The murder of a physician who performs abortions has become a bewildering ritual of individual desperation, occurring four times since 1993. It also has become a ritual test of journalists' abilities to report the news calmly and fairly.
The murder of George Tiller, who performed late-term abortions in Wichita for most of his career, is the first such killing to occur during a worship service at a church. The location of Tiller's death is the most haunting detail of this grim story, and in time that detail will be explored in fuller detail.
Meanwhile, there is no shortage of columns such as this one by Mike Hendricks of The Kansas City Star. The headline on Hendricks' column -- "With Tiller slaying, abortion opponents lose their moral standing" -- is the least hyperbolic moment.
The Wichita Eagle provides a useful roundup of statements on both sides of the abortion debate.
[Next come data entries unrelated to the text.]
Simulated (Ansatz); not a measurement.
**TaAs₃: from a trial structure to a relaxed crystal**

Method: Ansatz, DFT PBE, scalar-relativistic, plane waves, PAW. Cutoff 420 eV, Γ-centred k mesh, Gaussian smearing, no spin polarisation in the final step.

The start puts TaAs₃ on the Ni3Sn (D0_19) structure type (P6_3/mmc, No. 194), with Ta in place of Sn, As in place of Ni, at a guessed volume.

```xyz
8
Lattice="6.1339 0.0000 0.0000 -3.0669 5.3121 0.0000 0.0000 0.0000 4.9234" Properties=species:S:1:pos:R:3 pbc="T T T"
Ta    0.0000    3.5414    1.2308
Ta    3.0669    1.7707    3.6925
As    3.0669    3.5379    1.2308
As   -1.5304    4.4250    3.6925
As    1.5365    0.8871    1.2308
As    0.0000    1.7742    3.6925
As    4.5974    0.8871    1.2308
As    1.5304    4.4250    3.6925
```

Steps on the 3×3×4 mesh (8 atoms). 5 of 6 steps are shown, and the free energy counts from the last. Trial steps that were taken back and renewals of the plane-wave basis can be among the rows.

Both The New York Times and The Washington Post follow a pattern of setting up a pro-lifer's statement with scare quotes. From the Times:
Troy Newman, the president of Operation Rescue, an anti-abortion group based in Wichita, said he had always sought out "nonviolent" measures to challenge Dr. Tiller, including efforts in recent years to have him prosecuted for crimes or investigated by state health authorities.
"Operation Rescue has worked tirelessly on peaceful, nonviolent measures to bring him to justice through the legal system, the legislative system," Mr. Newman said, adding, "We are pro-life, and this act was antithetical to what we believe."
By late Sunday, Mr. Newman said, some were already suggesting that there were links between the suspect and Operation Rescue. Someone named Scott Roeder had made posts to the group's blog in the past, Mr. Newman said, but "he is not a friend, not a contributor, not a volunteer."
Operation Rescue President Troy Newman, whose group is based in Wichita and whose Web site carries a "Tiller Watch" feature, said he was "shocked" by the killing.
"Operation Rescue has worked for years through peaceful, legal means, and through the proper channels to see him brought to justice," Newman said in a statement. "We denounce vigilantism and the cowardly act that took place this morning."
Some of the most interesting journalistic digging so far has come from Judy L. Thomas of The Kansas City Star, who provides illuminating background on the accused killer, Scott P. Roeder of Miriam, Kansas:
Roeder also was a subscriber to Prayer and Action News, a magazine that advocated the justifiable homicide position, said publisher Dave Leach, an anti-abortion activist from Des Moines, Iowa.
"I met him once, and he wrote to me a few times," Leach said. "I remember that he was sympathetic to our cause, but I don't remember any details."
Leach said he met Roeder in Topeka when he went there to visit Shelley Shannon, who was in prison for the 1993 shooting of Tiller.
"He told me about a lot of conspiracy stuff and showed me how to take the magnetic strip out of a five-dollar bill," Leach said. "He said it was to keep the government from tracking your money."
Roeder, who in the 1990s was a manufacturing assemblyman, also was involved in the "Freemen" movement.
"Freemen" was a term adopted by those who claimed sovereignty from government jurisdiction and operated under their own legal system, which they called common-law courts. Adherents declared themselves exempt from laws, regulations and taxes and often filed liens against judges, prosecutors and others, claiming that money was owed to them as compensation.
To gain a sense of the mainstream pro-life movement, compare such thinking with that of law professor Robert George of Princeton University, writing for National Review Online:
Whoever murdered George Tiller has done a gravely wicked thing. The evil of this action is in no way diminished by the blood George Tiller had on his own hands. No private individual had the right to execute judgment against him. We are a nation of laws. Lawless violence breeds only more lawless violence.